Order of variable declaration in for

Question

This code compiles fine without errors.

#include <stdio.h>
#define N 10000

int main(void){
    int t;
    for(int i = 0, t = 1; i < 100; ++i){
        printf("%i\n", i);
    }
}

However, if you reverse the order of i and t, it won't compile.

#include <stdio.h>
#define N 10000

int main(void){
    int t;
    for(t= 1, int i = 0; i < 100; ++i){
        printf("%i\n", i);
    }
}

error: expected expression before int

Is this intentional? Why would it act like this? I'm using GCC with C11.

Answer 1

The first snippet declares two new variables, i and t, for use in the loop.

The second code snippet is incorrect, because it mixes up an assignment with a declaration. C syntax of the for loop allows either a declaration or an assignment, but not both.

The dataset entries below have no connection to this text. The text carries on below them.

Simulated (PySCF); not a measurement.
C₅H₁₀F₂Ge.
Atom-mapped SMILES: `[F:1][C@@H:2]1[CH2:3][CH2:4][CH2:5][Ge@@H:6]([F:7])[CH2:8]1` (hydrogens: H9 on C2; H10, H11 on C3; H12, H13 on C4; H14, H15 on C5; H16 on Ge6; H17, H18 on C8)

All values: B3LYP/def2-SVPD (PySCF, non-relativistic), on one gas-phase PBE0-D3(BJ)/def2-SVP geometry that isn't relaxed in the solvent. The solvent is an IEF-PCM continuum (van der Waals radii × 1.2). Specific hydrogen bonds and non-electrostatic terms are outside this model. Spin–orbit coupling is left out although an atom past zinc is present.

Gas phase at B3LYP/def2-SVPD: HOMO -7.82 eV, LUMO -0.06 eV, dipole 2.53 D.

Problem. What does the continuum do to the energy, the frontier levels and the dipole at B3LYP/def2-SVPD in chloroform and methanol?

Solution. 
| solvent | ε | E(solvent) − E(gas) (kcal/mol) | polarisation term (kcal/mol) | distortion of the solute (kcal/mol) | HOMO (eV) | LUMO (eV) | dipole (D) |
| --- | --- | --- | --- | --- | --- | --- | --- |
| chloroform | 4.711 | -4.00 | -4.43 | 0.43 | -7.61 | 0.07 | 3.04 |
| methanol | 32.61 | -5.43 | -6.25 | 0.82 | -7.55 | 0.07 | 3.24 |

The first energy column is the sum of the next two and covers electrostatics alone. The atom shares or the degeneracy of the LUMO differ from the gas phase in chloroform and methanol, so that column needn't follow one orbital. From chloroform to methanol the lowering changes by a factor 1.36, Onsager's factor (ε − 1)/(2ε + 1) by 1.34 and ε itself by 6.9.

Note that variable t declared before the loop in the first snippet is separate from variable t which is used inside the loop:

int t = 100;
for(int i = 0, t = 1; i < 10 ; ++i, ++t){
    printf("%i %d\n", i, t);
}
printf("%d\n", t);

The value of t printed at the end remains 100, even though t inside the loop ends with a final value of 11 (demo).

Answer 2

It's not the order of the variable, it's the place of your type specifier int.

If you specify a type and then use one or more comma's that type is used for every variable after the comma:

int i, k, j; // i and j and k are all int's

You can't specify other types after a comma, you have to seperate those statements with a semicolon if you want to, which you obviously can't do in a for loop expression because the meaning is different.